Which of the following statements is a correct interpretation of the 90% confidence level? So like always, pause this video and see if you can answer this on your own.

So before we even look at these choices, let's just make sure we're reading the statement or interpreting the statement correctly. A zookeeper is trying to figure out what the true expected amount of food an elephant would eat on a day. You could view that as the mean amount of food that an elephant would eat on a day. If you view it as the number, all the possible days as the population, you could view this as the population mean for mean amount of food per day.

Now, the zookeeper doesn't know that, and so instead they're trying to estimate it by sampling 30 days. So let's think about it this way. If I... So let's say that this is the true population mean, the true mean amount of food that an elephant will eat in a day. What the zookeeper can try to do is, well, they take a sample. In this case, they took a sample of 30 days. And they calculated a sample statistic, in this case, the sample mean of 350 kilograms. I don't know if it's actually to the right of the true parameter, but just for visualization purposes let's say it is. So let's say sample mean, and this is their first sample, it was 350 kilograms.

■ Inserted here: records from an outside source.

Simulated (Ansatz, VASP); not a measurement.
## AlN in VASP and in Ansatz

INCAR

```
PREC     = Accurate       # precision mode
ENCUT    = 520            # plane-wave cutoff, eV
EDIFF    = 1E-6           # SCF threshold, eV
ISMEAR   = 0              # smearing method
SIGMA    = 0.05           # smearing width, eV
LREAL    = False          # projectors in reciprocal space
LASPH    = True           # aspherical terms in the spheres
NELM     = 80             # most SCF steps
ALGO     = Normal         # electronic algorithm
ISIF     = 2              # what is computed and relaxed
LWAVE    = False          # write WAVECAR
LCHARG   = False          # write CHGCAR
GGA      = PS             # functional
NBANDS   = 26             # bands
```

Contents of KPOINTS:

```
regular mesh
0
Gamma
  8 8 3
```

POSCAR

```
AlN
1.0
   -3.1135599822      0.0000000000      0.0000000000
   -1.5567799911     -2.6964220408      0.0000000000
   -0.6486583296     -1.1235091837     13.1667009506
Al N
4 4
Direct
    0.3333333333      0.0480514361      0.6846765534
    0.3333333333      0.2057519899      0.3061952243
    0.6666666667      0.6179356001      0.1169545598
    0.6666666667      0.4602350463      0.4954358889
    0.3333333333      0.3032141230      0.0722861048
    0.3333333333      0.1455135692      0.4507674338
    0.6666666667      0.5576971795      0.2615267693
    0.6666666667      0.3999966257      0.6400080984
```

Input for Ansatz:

And then using the sample, they were able to construct a confidence interval from 341 to 359 kilograms. And so the confidence interval, I'll draw it like this. We actually aren't sure if it actually overlaps with the true mean like I'm drawing here, but just for the sake of visualization purposes, let's say that this one happened to. The whole point of a 90% confidence level is if I kept doing this, so this is our first sample and the associated interval with that first sample.

And then if I did another sample, let's say this is the mean of that next sample, so that's sample mean two, and I have an associated confidence interval. And that interval, not only the start and end points will change, but the actual width of the interval might change depending on what my sample looks like. What a 90% confidence level means, that if I keep doing this, that 90% of my confidence intervals should overlap with the true parameter, with the true population mean.

So, now, with that out of the way, let's see which of these choices are consistent with that interpretation. Choice A, the elephant ate between 341 kilograms and 359 kilograms on 90% of all of the days. No, that is definitely not what is going on here. We're not talking about what's happening on 90% of the days, so let's rule this choice out.

There is a 0.9 probability that the true mean amount of food is between 341 kilograms and 359 kilograms. So this one is interesting, and it is a tempting choice, because when we do this one sample, you can kind of say, all right, if I did a bunch of these samples, 90% of them, if we have a 90% confidence interval or 90% confidence level, should overlap with this true mean, with the population parameter.

The reason why this is a little bit uncomfortable is it makes the true mean sound almost like a random variable, that it could kind of jump around, and it's the true mean that kind of is either gonna jump into this interval or not jump into this interval, so it causes a little bit of unease. So I'm just gonna put a question mark here. In repeated sampling, okay, I like the way that this is starting. In repeated sampling, this method produces intervals. Yep, that's what it does. Every time you sample, you produce an interval.

That capture the population mean in about 90% of samples. Yeah, that's exactly what we're talking about. If we just kept doing this, if we have well-constructed 90% confidence intervals, that if we kept doing this, 90% of these constructed sampled intervals should overlap with the true mean. So I like this choice. But let's just read choice D to rule it out.

In repeated sampling, this method produces a sample mean between 341 kilograms and 359 kilograms in about 90% of samples. No, the confidence interval does not put a constraint on that 90% of the time you will have a sample mean between these values. It is not trying to do that. It is definitely choice C.